April 16, 2015 1:22 p.m. ET
Prompted partly by fathers concerned that men for too long have gotten short shrift in custody decisions, about 20 states are considering measures that would change the laws governing which parent gets legal and physical control of a child after a divorce or separation.
The proposals generally encourage judges to adopt custody schedules that maximize time for each parent. Some of the measures, such as those proposed in New York and Washington state, take an additional step by requiring judges to award equal time to each parent unless there is proof that such an arrangement wouldn’t be in a child’s best interests.
Critics of the bills contend that they threaten to take discretion away from judges and risk giving leverage to abusive men. They also say the laws are poorly targeted because typically the only custody cases that end up in court are ones in which former spouses are too hostile toward each other to effectively practice shared parenting anyway.
Supporters maintain that the opponents, which include many family lawyers and bar associations, are trying to keep alive an adversarial culture that leads to lengthy—and often lucrative—court battles. They say the law should better reflect recent studies that show children are better off when both parents play a meaningful role in their lives.

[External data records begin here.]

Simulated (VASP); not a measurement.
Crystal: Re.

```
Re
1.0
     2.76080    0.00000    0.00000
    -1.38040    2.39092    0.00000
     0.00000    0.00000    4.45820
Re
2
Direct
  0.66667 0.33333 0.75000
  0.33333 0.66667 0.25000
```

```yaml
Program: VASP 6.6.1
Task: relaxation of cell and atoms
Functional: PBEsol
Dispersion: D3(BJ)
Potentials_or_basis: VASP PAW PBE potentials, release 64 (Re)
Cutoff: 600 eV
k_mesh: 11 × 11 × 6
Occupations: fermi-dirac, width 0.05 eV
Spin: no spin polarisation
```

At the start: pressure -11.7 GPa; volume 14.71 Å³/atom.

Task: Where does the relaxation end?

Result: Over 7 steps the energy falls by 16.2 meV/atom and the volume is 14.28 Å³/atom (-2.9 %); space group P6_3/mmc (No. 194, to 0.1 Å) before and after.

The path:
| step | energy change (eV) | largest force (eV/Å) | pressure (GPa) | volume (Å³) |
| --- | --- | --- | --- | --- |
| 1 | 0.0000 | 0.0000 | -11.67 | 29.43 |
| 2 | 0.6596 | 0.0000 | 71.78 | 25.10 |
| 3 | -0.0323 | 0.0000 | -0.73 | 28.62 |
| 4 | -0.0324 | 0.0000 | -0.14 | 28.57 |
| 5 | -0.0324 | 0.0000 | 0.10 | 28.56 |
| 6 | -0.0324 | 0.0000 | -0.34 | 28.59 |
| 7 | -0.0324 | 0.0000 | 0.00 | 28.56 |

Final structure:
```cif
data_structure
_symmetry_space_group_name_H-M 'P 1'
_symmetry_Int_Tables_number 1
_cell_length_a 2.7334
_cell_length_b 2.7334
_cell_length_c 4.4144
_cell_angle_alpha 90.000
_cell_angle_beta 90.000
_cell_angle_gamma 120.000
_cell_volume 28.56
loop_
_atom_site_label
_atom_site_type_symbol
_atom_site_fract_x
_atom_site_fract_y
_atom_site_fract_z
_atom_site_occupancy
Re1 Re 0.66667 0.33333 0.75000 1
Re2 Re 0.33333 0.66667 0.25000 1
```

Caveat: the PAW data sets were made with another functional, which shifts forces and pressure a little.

“If dad is subject to the typical ‘Wednesday dinner and every other weekend’ arrangement, he’s not doing the kind of parenting that benefits kids, making sure the homework is done, getting them up for school,” said Linda Nielsen, a psychology professor at Wake Forest University. In such situations, a father “is basically reduced to an uncle.”
Legal views on custody have swung considerably over the years. The “tender years” doctrine came into vogue early in the last century, said Donald Hubin, an emeritus professor of philosophy at Ohio State University who has written on parenting and parental rights. That doctrine stated a child should stay especially close to his or her mother during infancy and toddler years.
About 50 years ago, that notion gave way to the idea that custody should be decided according to a child’s best interest.
Advocates of shared parenting say the “best interests of the child” standard gives judges too much latitude to employ latent biases and unfairly encourages parents to diminish each other’s abilities in a public forum.